When your content strategy goes wrong

Last updated: 2025-Sep-23

Writing this blog post wasn’t part of my plan.

A major part of my post-launch content strategy was releasing blog posts on a regular cadence to drive traffic. As I built my site, I documented the process through partially written Markdown files. I stored these blog post stubs in a DONT-DELETE branch in my Git repository. Not quite best practice, but also not unusual to those who have had to clean up obsolete branches.

When it came time to pull one out of that branch, I decided the content reuse piece was in pretty good shape. I updated it, published the post, and felt good about where I’d taken it. It followed an AI-related post that was widely viewed (surprise!). Not surprisingly, the AI post was a bigger draw than content reuse.

…Then I noticed I’d already used a large portion of it on my already-published site structure post. Ironically, my blog post about reusing content duplicated my own content.

Test case

Once I discovered the mistake a few days later, I left both up for a couple of weeks to see what happened (also to figure out what to do next). Either no one noticed or no one notified me. Based on my Google Analytics, it seems to be the former.

Lessons learned

I had a chance to fix things that no one noticed. I restructured and rewrote three posts to make for tighter, more focused topics, and linked across them to (hopefully) drive traffic.

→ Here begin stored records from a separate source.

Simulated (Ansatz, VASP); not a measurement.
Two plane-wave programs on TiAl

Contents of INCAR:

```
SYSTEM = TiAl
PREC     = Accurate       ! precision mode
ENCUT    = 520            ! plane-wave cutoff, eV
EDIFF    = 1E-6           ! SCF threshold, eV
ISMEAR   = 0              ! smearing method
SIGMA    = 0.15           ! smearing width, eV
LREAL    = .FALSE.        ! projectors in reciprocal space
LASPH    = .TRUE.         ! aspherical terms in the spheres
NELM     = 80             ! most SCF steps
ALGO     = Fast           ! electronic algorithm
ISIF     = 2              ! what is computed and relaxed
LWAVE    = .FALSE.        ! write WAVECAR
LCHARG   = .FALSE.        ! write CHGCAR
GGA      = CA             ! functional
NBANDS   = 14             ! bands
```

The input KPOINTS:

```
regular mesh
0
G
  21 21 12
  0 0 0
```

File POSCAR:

The reality is that this is a luxury you don’t have when you publish professional content at scale. In a production environment with a team of writers, my error would probably be noticed in a content review by someone who’s familiar with existing body of content. But this relies on humans, which is why it’s important to have governance and automated quality checks in place.

On the plus side, I got another blog post out of it.